By Erin Achenbach
The Mehlville School District showed off its strategies for teaching science, technology, engineering and mathematics at a regional STEM Symposium held for educators across five states last month.
The symposium, held March 6 and March 7 at Mehlville High School, highlighted the partnership the district has had for several years with curriculum developer Discovery Education and the way the school district has implemented STEM techniques not only in science, technology, engineering and math classes, but also in the arts.
Educators came from across Missouri, as well as Iowa, Kansas, Nebraska and Illinois, to hear from Mehlville teachers, staff and students about applying STEM-based learning techniques and the benefits they’ve seen in their teaching and education experiences.

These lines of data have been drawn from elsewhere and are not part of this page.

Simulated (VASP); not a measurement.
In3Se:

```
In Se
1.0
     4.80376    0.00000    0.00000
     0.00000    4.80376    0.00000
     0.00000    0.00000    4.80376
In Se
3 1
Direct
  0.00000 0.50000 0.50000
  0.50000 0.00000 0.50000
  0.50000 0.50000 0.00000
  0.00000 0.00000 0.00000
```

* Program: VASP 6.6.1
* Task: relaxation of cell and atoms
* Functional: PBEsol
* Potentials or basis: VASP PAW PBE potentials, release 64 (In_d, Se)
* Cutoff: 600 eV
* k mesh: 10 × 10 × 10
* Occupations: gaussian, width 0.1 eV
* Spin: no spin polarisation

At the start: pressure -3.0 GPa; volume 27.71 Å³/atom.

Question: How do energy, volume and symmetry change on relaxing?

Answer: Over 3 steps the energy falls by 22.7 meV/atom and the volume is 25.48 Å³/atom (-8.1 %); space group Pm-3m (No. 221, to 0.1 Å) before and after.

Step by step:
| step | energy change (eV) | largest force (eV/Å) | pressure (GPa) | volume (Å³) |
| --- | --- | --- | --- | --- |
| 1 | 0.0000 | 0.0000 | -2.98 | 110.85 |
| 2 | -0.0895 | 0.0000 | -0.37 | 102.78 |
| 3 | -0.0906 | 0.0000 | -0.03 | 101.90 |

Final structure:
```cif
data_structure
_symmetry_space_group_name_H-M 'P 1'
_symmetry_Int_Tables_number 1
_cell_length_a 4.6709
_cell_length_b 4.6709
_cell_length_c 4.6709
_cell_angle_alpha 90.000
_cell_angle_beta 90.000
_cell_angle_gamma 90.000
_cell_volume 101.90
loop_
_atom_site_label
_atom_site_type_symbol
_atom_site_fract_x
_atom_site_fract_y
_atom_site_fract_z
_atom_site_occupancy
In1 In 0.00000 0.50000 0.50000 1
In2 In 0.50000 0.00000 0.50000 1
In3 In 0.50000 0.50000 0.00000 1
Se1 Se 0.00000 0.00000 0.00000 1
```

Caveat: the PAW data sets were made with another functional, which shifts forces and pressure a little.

Mehlville offers a variety of personalized learning programs to its students that use STEM-based learning, such as engineering program Project Lead the Way and the customized learning of My Path. At the symposium, Mehlville highlighted those programs with a presentation from students and staff on how STEM has changed their education techniques in their classrooms and opened doors to more opportunities for students.
Washington Middle School art teacher Elizabeth Swope explained that using STEM thinking in her art classes has helped her students become more creative problem solvers. “STEAM” is an alternative to STEM that incorporates art.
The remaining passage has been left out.